Over the past several years, there’s been a growing disapproval of the actions of some American police officers, and police departments across the country have found that their image has taken quite a hit. The New York Police Department’s public relations department somehow seemed oblivious to this, or perhaps even more unlikely, they just expected the internet to take the high road. Nevertheless, on April 22, 2014, they launched the #myNYPDcampaign with the following tweet:
“Do you have a photo w/ a member of the NYPD? Tweet us & tag it #myNYPD. It may be featured on our Facebook.”

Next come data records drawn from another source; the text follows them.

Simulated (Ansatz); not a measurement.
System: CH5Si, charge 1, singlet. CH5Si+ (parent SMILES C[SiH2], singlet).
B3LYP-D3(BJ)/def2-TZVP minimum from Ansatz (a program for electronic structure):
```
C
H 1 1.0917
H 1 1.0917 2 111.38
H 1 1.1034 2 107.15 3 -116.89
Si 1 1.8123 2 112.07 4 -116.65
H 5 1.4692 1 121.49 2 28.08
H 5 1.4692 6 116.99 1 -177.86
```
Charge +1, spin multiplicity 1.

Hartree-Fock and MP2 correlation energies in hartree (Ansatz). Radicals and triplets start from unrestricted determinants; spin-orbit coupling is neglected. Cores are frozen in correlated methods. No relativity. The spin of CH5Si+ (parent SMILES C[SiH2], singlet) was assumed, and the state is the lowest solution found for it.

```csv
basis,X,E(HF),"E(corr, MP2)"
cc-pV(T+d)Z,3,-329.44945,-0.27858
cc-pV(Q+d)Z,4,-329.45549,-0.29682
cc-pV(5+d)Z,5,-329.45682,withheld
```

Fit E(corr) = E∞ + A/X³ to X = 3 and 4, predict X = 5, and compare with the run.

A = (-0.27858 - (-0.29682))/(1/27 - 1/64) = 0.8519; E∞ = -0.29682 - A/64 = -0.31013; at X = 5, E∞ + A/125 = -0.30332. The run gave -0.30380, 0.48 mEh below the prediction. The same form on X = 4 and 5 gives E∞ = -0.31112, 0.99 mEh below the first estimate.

Their hope was that people would post friendly pictures of themselves with police officers. But, of course, no one did. Instead, they posted pictures depicting brutality at the hands of NYPD officers, including pictures of their handling of protestors at the Occupy Wall Street demonstrations. At one point, there were 10,000 posts per hour with the tag #MyNYPD and a very large majority of them didn’t make the NYPD look particularly good. Within 24 hours, there were over 70,000 posts using the #myNYPD tag regarding police brutality, shooting of unarmed people, corruption, and more notorious acts committed by the NYPD. The NYPD tried to salvage the campaign by retweeting pictures they liked, but the overwhelming negative tweets brought even more international attention to the problems facing the department’s public relation problems.